14.5: Appeals only with permission

Case Summary

The Applicant, Dr. Viliam Makis (the “Applicant”), sought permission to Appeal a Decision of the Court of Queen’s Bench dismissing an Application for Judicial Review of the decision of the Complaint Review Committee of the College of Physicians and Surgeons of Alberta (the “College”).The Applicant had filed two complaints with the College pursuant to the Health Professions Act, RSA 2000, c H-7, alleging harassment, abuse, and career sabotage (the “Complaints”). The Complaints Director determined there was insufficient evidence of unprofessional conduct and dismissed the Complaints.

On Application for Judicial Review, the Chambers Judge determined that the Applicant did not have standing to challenge the reasonableness of the Complaint Review Committee’s decision. Further, the Chambers Justice determined that the Applicant was bound by jurisprudence which held that a person who complains to a professional regulatory body has the same interest as any member of the public.

On Appeal, the College did not oppose the Application for permission to Appeal, but did submit that the Applicant’s right to Appeal should be limited to issues of procedural fairness. Khullar J.A. reviewed Rule 14.5 pertaining to permission to Appeal and noted that the test for permission to Appeal may manifest itself differently depending on the subject matter of the Appeal and the overall context of the Appeal. Her Ladyship emphasized that, fundamentally, if the Court is convinced the Appeal has no chance of success, permission to Appeal should not be granted.

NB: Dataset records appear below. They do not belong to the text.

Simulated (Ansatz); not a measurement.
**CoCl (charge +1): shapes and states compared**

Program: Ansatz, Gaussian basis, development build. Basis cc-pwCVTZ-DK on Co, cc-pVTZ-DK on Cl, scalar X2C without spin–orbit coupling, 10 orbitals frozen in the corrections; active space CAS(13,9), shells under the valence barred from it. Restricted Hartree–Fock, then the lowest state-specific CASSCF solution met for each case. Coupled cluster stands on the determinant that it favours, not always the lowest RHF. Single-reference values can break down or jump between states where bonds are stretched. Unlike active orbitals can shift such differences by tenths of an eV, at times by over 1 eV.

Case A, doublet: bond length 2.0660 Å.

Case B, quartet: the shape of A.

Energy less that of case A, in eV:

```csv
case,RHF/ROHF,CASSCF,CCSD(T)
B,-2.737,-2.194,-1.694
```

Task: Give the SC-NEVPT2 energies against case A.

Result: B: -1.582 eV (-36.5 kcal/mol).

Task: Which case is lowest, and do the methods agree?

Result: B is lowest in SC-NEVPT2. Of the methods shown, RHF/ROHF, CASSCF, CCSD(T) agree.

Justice Khullar reviewed each of the Applicant’s arguments and found that there was no reasonable chance of success in any of the arguments save for the ones grounded in procedural fairness. Noting that the College’s position on this issue and the relatively low threshold for an arguable case on this basis, Justice Khullar granted the Applicant permission to Appeal limited to the question of procedural fairness.